16. And he must distribute [money] to the poor on Purim day…
§15 covers the first two celebratory mitzvot of Purim: the feast and the sending of mishloah manot, gifts to ones friends. The two are interrelated, and hence presented in one paragraph: the original intention of mishloah manot was that actual portions of food to be consumed at the Purim feast were send by friend’s to one another, making the feast itself into a tangible sign of camaraderie and mutual love—and not only the sweets that have become almost de rigeur today. The next halakha deals with the obligation to the poor.
17. It is preferable that a person increase the quantity of gifts to the poor rather than that he increase the [size of] his feast or the gifts he sends to his fellows. For there is no greater and more glorious joy than to give joy to the heart of the poor and orphans and widows and strangers. For one who rejoices the heart of these is like the Shekhinah, as is said, “to give life to the spirit of the downtrodden and to give life to the heart of the oppressed” [Isa 57:15]
Here the ethical moment is uppermost. In general, Rambam stressed the supreme importance of remembering the poor, the weak, and the unfortunate. Compare Hilkhot Yom Tov 6:18, where he states that one who feasts on the festival with his family and friends while locking his gate to the poor and bitter of heart, “this is not a rejoicing of mitzvah, but a rejoicing of his own stomach.”

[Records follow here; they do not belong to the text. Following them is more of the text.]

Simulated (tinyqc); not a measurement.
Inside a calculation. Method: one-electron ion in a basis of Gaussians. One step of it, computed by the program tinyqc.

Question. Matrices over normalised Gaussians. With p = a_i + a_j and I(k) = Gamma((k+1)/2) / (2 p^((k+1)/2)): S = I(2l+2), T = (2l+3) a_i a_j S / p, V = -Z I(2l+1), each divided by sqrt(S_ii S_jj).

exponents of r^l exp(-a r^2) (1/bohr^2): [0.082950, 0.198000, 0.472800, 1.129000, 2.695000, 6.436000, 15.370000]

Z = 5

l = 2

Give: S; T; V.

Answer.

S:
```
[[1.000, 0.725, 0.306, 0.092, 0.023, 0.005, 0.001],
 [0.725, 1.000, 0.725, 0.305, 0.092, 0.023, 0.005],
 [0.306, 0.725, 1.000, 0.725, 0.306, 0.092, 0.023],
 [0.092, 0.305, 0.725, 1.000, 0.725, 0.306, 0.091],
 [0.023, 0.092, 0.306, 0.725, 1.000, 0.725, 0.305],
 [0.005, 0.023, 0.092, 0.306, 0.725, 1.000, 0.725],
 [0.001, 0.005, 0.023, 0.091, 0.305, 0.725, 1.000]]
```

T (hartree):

18. All the books of the prophets and the holy writings shall be abnegated in the days of Messiah, apart from the Scroll of Esther. For it shall persist like the five books of the Torah and the laws of the Oral Torah, which shall never be abnegated. And even though the remembrance of the troubles shall be negated, as is said, “for the early troubles shall be forgotten and they shall be hidden from our eyes” [Isa 65:16], the days of Purim shall not be abolished, as is said, “And these days of Purim shall not pass away from among the Jews, and their memory shall not pass from their seed” {Est 9:28}.
RABAD: This cannot be, for nothing shall be abolished from all the books, for there is no book from which there is not that to be learned. But thus did they say: even if the other books will be negated, that people cease to read them, the Scroll [of Esther] will never be negated from being read in public.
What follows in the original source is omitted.